Volunteers help make Westminster tot lot a reality CENTRAL -- Union Mills * Westminster * Sandymount * Finksburg

June 21, 1993|By Kerry O'Rourke | Kerry O'Rourke,Staff Writer

The tot lot at the new city park in the Whispering Meadows development off Uniontown Road is ready for running, jumping, climbing and swinging.

Volunteers and city workers installed the playground equipment June 11 and 12, just in time for summer fun.

As they worked, 7-year-old Zach Brandenburg couldn't help but watch. He even helped with some work that didn't require heavy lifting.

His house backs up to the park, and he said he'll be a regular on the swings and slides.

"I think it will be really well used," said Jerry Toadvine, a neighbor who helped install the equipment. His two children -- Robby, 6, and Vicky, 4 -- were anxious for the new play spot to be finished, he said.

On Thursday, the city Parks Board voted to name the park -- almost an acre in size -- Whispering Meadows Park. It is the smallest of the city's eight parks and adjoins the Westminster Municipal Jaycee Park.

The park is on Whispering Meadows Court between Mountain Laurel Court and Field Lily Court.

The brightly colored, handicapped-accessible tot lot is the first phase of the park, City Recreation Director Carol Donovan said. The play equipment sits in a bed of wood chips.

The city also plans to plant trees throughout the site, install benches and build a blacktop path leading to Jaycee Park soon, she said.

Later in the summer, a nine-station exercise court will be built toward the back of the park and a sign identifying the park will be installed on a berm at the front, she said.

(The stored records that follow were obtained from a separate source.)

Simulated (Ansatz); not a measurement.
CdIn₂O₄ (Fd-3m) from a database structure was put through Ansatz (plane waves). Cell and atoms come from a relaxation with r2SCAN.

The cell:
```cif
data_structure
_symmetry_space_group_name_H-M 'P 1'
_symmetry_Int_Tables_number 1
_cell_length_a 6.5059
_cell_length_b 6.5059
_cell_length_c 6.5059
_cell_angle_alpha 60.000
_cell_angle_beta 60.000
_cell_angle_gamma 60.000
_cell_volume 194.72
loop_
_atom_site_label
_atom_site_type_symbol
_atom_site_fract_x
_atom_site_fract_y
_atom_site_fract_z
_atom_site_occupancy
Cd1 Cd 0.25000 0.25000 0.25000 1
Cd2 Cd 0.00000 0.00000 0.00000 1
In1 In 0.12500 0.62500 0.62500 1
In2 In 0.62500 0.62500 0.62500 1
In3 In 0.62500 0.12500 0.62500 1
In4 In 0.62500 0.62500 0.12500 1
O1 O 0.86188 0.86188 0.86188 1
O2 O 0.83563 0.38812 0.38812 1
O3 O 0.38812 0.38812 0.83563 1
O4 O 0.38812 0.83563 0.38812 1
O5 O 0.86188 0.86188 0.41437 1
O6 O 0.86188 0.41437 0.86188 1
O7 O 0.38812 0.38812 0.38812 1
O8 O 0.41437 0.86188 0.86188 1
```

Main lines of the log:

Whispering Meadows developers Samuel R. Rothblum and Joseph A. Myers donated the park site to the city as part of the city's open-space program. They paid $15,000 to help develop the park, and the city contributed $5,000, Ms. Donovan said.

The 44-acre development has 111 single-family homes.

"I think it's great. I'm glad we could do something to help the community," Mr. Rothblum said.

Neighbors helped decide what the park would be like.

In January, they circulated a petition because they didn't like the developers' idea to install a basketball court. They said they were concerned about noise and loitering at the court.

Older children who probably would use a basketball court can walk to Jaycee Park to play at a court there, Mr. Toadvine said. Whispering Meadows residents wanted a park geared toward younger children, he said.

In February, residents endorsed a plan for a tot lot and exercise court.

"The city has been great," said resident David Stevenson, who helped install the tot lot equipment. "It's worked out really well."

Mr. Stevenson, whose home is adjacent to the park, said his children -- Patrick, 6, and Maggie, 3 -- and others will be at the park often this summer.

"There are a lot of younger kids in the neighborhood," he said.